Chip Faulkner's after-action report:
The Joint Committee on Revenue


Chip Faulkner's CLT Commentary

Again this past Tuesday I was back before the Joint Committee on Revenue, as I was on June 6th.  My purpose last month was to oppose a bill that would freeze the income tax rate at 5.1%.  This week’s hearing, in B-2 at the State House, had four bills listed on the agenda to reduce the income tax rate to 5%.

This being July an experienced State House watcher would hardly expect all 17 members of the Revenue Committee to be at the hearing, although I suspect all 17 were at the State House in January to vote on their obscene pay hike.  Only four committee members were present, despite the huge bump in pay for its chairmen, assistant chairmen, etc.  At least one was a taxpayer-friendly legislator, Rep. Shawn Dooley (R-Norfolk) who received a 93% in the most recent CLT rating.

I pointed out to those of the committee in attendance that it has now been 28 years since the income tax rate was hiked “temporarily.”  I handed out the collage of press reports produced by CLT that promised at that time the tax increase would be only “temporary.”  Frustrated by the delay in the return to 5%, CLT put the question on the ballot in 2000.  The voters, by an almost 60-40 margin, dropped it back to 5% by 2003.  The Legislature then defied the voters and “froze” the tax rate at 5.3%, replaced the voters’ will with its own convoluted formula to let it glacially fall back down in the eons to follow.  These facts were casually reiterated by me with no signs of discomfort from committee members.

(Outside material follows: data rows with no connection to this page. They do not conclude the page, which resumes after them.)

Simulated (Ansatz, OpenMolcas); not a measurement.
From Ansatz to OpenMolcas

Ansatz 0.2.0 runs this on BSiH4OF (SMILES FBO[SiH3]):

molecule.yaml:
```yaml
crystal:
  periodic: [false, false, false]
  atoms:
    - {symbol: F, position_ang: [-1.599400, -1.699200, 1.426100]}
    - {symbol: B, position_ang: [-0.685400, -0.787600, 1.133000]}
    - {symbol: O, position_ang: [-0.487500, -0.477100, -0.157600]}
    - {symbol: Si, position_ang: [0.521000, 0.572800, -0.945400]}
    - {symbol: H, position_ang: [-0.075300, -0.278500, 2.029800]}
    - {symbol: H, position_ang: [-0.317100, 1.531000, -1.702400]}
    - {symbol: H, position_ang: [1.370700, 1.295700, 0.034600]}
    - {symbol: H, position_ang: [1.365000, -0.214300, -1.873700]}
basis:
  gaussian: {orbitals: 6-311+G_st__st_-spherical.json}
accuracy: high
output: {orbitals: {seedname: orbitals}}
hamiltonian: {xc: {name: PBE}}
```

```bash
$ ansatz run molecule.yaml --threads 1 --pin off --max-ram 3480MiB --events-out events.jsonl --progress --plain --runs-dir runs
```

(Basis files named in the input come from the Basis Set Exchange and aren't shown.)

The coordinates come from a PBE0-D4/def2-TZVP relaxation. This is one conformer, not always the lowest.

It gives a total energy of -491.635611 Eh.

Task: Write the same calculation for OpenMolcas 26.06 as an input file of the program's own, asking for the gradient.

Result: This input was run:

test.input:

I closed my testimony to those in attendance with this poignant passage that Chip Ford had remembered about Barbara and passed on to me to include:

Some ten years ago long before she knew she had leukemia Barbara Anderson said she wondered if she’d live long enough to see the “temporary” tax hike ever restored to its historic 5 percent, despite “The Promise” and despite the 2000 rollback ballot question’s success.

She didn’t, and a lot of others haven’t either.

It’s been 28 years since that tax was hiked “temporarily,” a generation.  How many more must die before the “temporary” tax hike is finally rolled back to five percent?

After my testimony, there were no questions from the Committee.  I said, “No questions?  I guess this means you agree with me.”  The response was more silence.